* [PATCH] x86/hvm: accelerate I/O intercept handling
@ 2010-03-31 8:47 Andre Przywara
2010-03-31 9:26 ` Cui, Dexuan
0 siblings, 1 reply; 4+ messages in thread
From: Andre Przywara @ 2010-03-31 8:47 UTC (permalink / raw)
To: Keir Fraser, xen-devel
[-- Attachment #1: Type: text/plain, Size: 1463 bytes --]
Hi,
currently we go through the emulator every time a HVM guest does an I/O
port access (in/out). This is unnecessary most of the times, as both VMX
and SVM provide all the necessary information already in the VMCS/VMCB.

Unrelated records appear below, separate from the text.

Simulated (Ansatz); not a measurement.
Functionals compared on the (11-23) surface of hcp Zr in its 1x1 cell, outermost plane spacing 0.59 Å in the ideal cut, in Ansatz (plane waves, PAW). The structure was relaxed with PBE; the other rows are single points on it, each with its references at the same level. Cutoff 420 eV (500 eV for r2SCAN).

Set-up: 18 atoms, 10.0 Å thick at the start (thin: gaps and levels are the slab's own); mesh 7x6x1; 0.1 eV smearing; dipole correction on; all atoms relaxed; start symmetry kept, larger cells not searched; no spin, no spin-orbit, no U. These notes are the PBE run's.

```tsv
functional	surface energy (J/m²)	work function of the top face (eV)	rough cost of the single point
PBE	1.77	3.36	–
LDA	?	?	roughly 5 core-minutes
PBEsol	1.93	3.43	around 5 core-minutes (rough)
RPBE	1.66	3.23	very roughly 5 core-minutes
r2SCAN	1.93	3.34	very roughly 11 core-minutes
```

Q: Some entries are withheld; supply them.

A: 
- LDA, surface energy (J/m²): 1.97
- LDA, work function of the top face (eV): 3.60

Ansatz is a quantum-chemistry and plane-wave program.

String instructions are not covered by this shortcut, but they are quite
rare and we would need to access the guest memory anyway.
This patch decodes the information from VMCB/VMCS and calls a simple
handle_mmio wrapper. In handle_mmio() itself the emulation part will
simply be skipped, this approach avoids code duplication.
Since the vendor specific part is quite trivial, I implemented both the
VMX and SVM part, please check the VMX part for sanity.
I boot-tested both versions and ran some simple benchmarks.
A micro benchmark (hammering an I/O port in a tight loop) shows a
significant performance improvement (down to 66% of the time needed to
handle the intercept on an AMD K8, measured in the guest with TSC).
Even with reading a 1GB file from an emulated IDE harddisk (Dom0 cached)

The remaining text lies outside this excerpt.